|Issue 5 - May 1972|
|It is nearly
six years since Captain Beefheart played in Newcastle. In those days,
underground music was really from the underground. Very little air-play
was given to this kind of music. John Peel was about the only one to
give it any space on his show.
Nowadays, of course, progressive music has a much wider audience. Radio One has 16 hours of underground music as against two hours six years ago. But still only Peel plays Beefheart music.
Nevertheless, the City Hall, Newcastle was packed for the return of the Captain, and surprisingly enough, back stage was Radio One DJ - John Peel.
All we have heard of the Captain since those early days has been in connection with his association with Frank Zappa.

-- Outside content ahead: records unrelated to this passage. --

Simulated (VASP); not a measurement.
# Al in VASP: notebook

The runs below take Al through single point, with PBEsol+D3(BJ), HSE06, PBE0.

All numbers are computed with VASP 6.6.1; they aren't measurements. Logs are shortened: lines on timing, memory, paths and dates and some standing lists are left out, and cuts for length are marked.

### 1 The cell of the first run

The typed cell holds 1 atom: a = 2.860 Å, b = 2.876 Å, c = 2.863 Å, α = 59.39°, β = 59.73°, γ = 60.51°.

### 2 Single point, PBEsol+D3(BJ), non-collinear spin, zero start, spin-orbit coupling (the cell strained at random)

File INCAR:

So the obvious question to ask him was how this association had affected his music. The reply, to say the least, was a surprise: "All this crap put out by Zappa is nonsense. I have only met the guy about 20 times in my life. He's ripped off so many of my ideas, for instance 'Hot Rats' was my idea," said Beefheart.
I then asked him how much drugs had affected him. He said that he doesn't take drugs any more because all his ideas are in his head and he can get them out without resorting to drugs. So all those stories about him and Zappa disappearing into the desert with gallons of LSD would seem to be more Zappa publicity.
The Captain had some pretty pungent things to say about education: "Education puts cataracts in front of your eyes. You have to tear these cataracts down to see. The teachers didn't break my crayons. I have my own colours to play with."
It has been rumoured that the Captain is considering working with Ornette Coleman, the clarinet-saxophonist, so I asked him if this was a possibility in the future. He said that he would not do this in America because the public there would turn it into a 'gunfight at OK corral' situation. (Captain Beefheart v Ornette Coleman) This, said Beefheart, would be unfair on Coleman. But he wants to play with him sometime, nevertheless.
The Captain was in a jovial mood after the performance. He said that the audience was a very intelligent one and that it was a pleasure to play to them.
I asked him why he had a belly dancer and a ballet dancer on stage preceding his act. He replied that the kids had probably never seen either a ballet or belly dancer before, and he thought it would be nice to show them.
Back to Zappa; I asked what the Captain thought of '200 Motels'. He said: "I don't know why Ringo Starr got involved with that load of crap." I suggested that it may have been a bandwagon thing. The Captain agreed.
He gets misunderstood. "When I recorded 'Safe as Milk', I intended it to be a comment on the strontium 90 level in mother's milk but everybody thought I meant acid." Again, I detected a reference to Zappa type publicity.
The Captain stayed long after the concert signing autographs and was obviously eager to put down many of the myths surrounding his last few years.
His final words in Newcastle: "The beer here isn't as good as it was five years ago".